Earlier this very week, we were told that high-ranking officials from five of the Premier League’s biggest cash cows met at a super secret location (the Dorchester Hotel on Park Lane, Mayfair, London) to discuss potentially forming some sort of axis-of-evil breakaway Super League with an American billionaire.
It later emerged that Ed Woodward, Bruce Buck, Ivan Gazidis, Ferran Soriano and Ian Ayre actually met up with Charlie Stillitano, the US sports mogul behind the creation of the International Champions Cup – little more than a glorified, monetised pre-season tournament.
The topic of conversation was exclusivity. Money and exclusivity. You see, Stillitano is trying to ring-fence football in order to protect the business interests of the game’s major franchises, i.e, the clubs he’s heard of.

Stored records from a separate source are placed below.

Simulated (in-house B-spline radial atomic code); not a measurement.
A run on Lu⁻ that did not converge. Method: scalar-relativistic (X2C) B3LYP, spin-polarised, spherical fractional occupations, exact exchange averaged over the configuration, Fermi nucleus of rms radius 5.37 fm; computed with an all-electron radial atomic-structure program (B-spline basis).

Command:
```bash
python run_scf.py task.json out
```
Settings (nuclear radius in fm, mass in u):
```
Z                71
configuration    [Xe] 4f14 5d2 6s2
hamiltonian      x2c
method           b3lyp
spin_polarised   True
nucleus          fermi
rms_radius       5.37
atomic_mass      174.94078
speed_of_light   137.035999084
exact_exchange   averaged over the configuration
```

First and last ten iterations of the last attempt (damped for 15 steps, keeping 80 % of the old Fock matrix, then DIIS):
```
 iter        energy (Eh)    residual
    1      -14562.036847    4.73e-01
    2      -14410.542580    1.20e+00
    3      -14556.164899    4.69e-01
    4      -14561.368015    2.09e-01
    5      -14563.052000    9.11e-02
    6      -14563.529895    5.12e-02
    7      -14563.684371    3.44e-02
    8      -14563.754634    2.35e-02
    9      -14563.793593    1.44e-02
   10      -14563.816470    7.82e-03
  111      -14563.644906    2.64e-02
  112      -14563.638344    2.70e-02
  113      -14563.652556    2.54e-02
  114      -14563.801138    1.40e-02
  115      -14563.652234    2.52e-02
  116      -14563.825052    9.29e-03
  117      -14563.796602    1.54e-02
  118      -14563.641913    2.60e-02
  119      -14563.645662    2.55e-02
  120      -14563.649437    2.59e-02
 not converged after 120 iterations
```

In short; if you love football, you should despise him and everything he is. Our friend Charlie wants to “re-structure” the Champions League to prevent the likes of Leicester City, PSV and Ghent sullying it with their lacklustre global brand potential.
Speaking to US satellite radio station SiriusXM, Stillitano outlined his plans while simultaneously displaying a fundamental absence of understanding of his supposed field of expertise:
What would Manchester United argue: did we create soccer or did Leicester create it?
Let’s call it the money pot created by soccer and the fandom around the world. Who has had more of an integral role, Manchester United or Leicester?
Stillitano’s understanding of football is that of a capitalist playground. A sham-meritocracy with a cut-off point. Uppity oiks like Leicester are an enjoyably kitsch anomaly, but not to be taken seriously going forward.
He dribbles on:
[Leicester’s ascent] is a wonderful, wonderful story – but you could see it from Manchester United’s point of view, too.
Maybe it is absolutely spectacular unless you are a Manchester United fan, Liverpool fan … or a Chelsea fan.
I guess they don’t have a birthright to be in it every year but it’s the age-old argument: US sports franchises versus what they have in Europe.
There are wonderful, wonderful, wonderful elements to relegation and promotion and there are good arguments for a closed system.
He just doesn’t get it. He can’t see it from any other perspective than a money-making exercise. Sounds very NFL-ish to us.
He’s a sports mogul, for crying out loud. How can he have such a cack-handed grasp of the underlying principles of competitive sport? The highs, the lows, the fallow years, the meteoric rises. The human endeavour.
But wait, there’s more:
This is going to sound arrogant and it’s the furthest thing from it … but suddenly when you see the teams we have this summer in the ICC you are going to shake your head and say, ‘Isn’t that the Champions League?’”
No, the Champions League is PSV and Ghent.
Dunno. Sounds pretty bloody arrogant to us Charlie, dear boy.